Thursday, August 12, 2010

I Am Not an Economist. But.

Greg Mankiw considers Casey Mulligan's summer employment effect to be a challenge for Keynesian economists to explain. Now, I am not an economist; however, I think this represents a lapse in numeracy, not economic theory

Let's discuss orders of magnitude. Mulligan describes a summer employment effect -- employment among the 16-19 year old cohort rises relative to the 20-24 year old cohort from May to June -- representing an increase in the supply of labor accompanying an increase in the demand for that labor that purportedly contradicts the Keynesian view that aggregate demand in a recession is controlling unemployment. Here is the graph:


How big is this bump? Going back to the data, we get 4.1 million 16-19 year olds employed vs 12 million 20-24 year olds in May of 2010, for a ratio of 0.34. For June 2010, these numbers at 4.9, 12.6 and 0.39 respectively. So about ~ 800,000 kids become newly employed. At $10/hour for 500 hours (for the summer, both of which are probable overestimates), that represents $4 billion dollars of economic activity.

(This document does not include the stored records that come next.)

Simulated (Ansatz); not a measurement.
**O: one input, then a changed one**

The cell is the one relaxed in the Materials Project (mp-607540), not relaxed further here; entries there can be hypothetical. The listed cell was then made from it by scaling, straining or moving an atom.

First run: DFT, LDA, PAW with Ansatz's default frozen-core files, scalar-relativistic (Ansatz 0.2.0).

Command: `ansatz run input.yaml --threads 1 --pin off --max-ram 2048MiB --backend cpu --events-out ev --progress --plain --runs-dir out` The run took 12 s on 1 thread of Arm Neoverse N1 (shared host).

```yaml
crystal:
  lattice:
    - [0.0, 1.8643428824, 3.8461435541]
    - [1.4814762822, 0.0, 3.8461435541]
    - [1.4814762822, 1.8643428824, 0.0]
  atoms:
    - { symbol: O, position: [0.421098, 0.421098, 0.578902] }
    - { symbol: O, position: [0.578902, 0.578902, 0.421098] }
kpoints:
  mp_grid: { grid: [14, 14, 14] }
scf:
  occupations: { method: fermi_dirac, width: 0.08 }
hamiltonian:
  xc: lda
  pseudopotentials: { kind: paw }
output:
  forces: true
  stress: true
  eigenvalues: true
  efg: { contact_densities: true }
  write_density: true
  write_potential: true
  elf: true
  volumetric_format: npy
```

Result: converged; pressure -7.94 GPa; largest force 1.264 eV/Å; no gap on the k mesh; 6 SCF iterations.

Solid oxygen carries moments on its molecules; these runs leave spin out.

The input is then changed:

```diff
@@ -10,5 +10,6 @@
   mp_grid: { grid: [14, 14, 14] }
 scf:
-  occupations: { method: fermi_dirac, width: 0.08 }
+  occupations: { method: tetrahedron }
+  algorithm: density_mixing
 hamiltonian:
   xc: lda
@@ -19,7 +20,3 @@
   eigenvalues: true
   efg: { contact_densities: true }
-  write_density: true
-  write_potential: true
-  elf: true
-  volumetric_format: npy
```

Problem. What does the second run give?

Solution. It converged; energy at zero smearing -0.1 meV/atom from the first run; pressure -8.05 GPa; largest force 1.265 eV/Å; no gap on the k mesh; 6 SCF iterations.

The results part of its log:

The US economy is about $15 trillion dollars. That $4 billion dollars represents about 0.03% (no, really, 0.0003) of the US economy, and about 0.5% (no, really, 0.005) of the ARRA stimulus.

There is no theory in economics that predicts anything to 1%. Maybe they can get you the number of pennies you'd get for change of a dollar. Maybe.

This is a bit like a physicist saying that the Lamb shift represents a serious challenge to theoretical physics even before the development of quantum mechanics.

I think this another aspect of a problem with economics that Matthew Yglesias describes as "doing work that superficially resembles physics and therefore counts as science-like". I wish they would pay more attention to how physicists work, not just how our interminable papers look. Yes, there appears to be an effect, but it is at most a 1% effect. Supply and demand appears to work at the order of magnitude level. Now show me Real Business Cycle theory or new Keynesian economics or whatever getting stuff right to 10%, then we can talk about this.

And though I am not an economist, I have a feeling that this represents 16-19 year olds getting jobs at the mall, Denny's and the movie theater so that they can have money to go to the mall, Denny's and the movie theater. It seems like it could occur largely independent of aggregate demand in the economy.

1 comment:

  1. I recently discovered the reason people use Real Business Cycle theory ...

    http://noahpinionblog.blogspot.com/2011/04/what-i-learned-in-econ-grad-school.html

    "When we learned RBC, we were told that the measure of its success in explaining the data was - get this - that if you tweaked the parameters just right, you could get the theory to produce economic fluctuations of about the same size as the ones we see in real life. When I heard this, I thought "You have got to be kidding me!" Actually, what I thought was a bit more...um...colorful."